Batts had 32 prior arrests and belonged to the Bloods, a police source said.
The investigation was ongoing and there were no arrests in the case as of press time, law enforcement officials said.
Bishop Mitchell Taylor of Urban Upbound, a community organization dedicated to improving public housing spaces at Queensbridge, said Batts was one of many who spent time around the development and led a life of crime.
“We have to be just as vocal when we see these violent crimes that are being committed in the neighborhood amongst young people,” Taylor said. “We have to be just as outraged when we see this, or even more so, as when we see young people being shot by police or things of that nature. The sad thing is you’re not going to see the big protests… over this loss of life… especially when you look at his checkered past.”
Queensbridge has come a long way since the 1980s and ‘90s when it was a violent drug hub. In 1986 alone, the public housing development, which spans six blocks north of the Queensborough Bridge, had more murders than any NYCHA complex in the city. To this day, it is one of 15 developments accounting for up to 20 percent of violent crime in public housing, according to crime statistics.

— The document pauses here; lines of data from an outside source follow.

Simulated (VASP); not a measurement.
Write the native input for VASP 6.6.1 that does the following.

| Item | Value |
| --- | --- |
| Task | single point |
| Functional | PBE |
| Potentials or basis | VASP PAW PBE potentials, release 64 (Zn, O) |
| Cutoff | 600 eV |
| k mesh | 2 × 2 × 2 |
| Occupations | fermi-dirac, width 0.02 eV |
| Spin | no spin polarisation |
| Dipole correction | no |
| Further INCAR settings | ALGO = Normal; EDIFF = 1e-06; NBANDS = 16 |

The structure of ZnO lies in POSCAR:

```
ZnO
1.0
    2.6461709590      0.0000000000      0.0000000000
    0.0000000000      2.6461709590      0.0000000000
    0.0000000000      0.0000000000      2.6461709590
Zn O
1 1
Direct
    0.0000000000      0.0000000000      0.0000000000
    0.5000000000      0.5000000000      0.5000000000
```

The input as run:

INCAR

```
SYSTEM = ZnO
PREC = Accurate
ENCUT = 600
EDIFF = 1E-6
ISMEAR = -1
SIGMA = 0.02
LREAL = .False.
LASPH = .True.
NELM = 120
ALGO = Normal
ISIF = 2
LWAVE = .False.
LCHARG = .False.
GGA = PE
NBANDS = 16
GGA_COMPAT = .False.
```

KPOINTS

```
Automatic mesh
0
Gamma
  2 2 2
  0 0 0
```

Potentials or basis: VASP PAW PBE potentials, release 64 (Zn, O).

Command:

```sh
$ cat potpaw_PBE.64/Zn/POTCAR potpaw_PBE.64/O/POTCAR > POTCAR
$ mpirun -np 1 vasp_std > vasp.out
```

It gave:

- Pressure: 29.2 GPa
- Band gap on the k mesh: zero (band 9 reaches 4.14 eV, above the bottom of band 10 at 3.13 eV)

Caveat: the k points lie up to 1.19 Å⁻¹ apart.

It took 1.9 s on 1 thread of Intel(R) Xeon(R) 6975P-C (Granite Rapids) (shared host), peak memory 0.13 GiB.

The situation in Queensbridge began looking up under the de Blasio administration and as civic organizations became involved.
The Mayor’s Action Plan for Neighborhood Safety was launched in 2014 by the de Blasio administration. This initiative paired with the Jacob Riis Settlement House’s 696 Build Queensbridge program funded through the office of Councilman Jimmy Van Bramer (D-Sunnyside) by engaging young people ages 16 to 24 to discourage gun violence.
But living just a half block away from the housing development, Taylor said he has heard gunshots ringing out with regularity in the past year. He is currently working with youth in Queensbridge to prevent crime from escalating.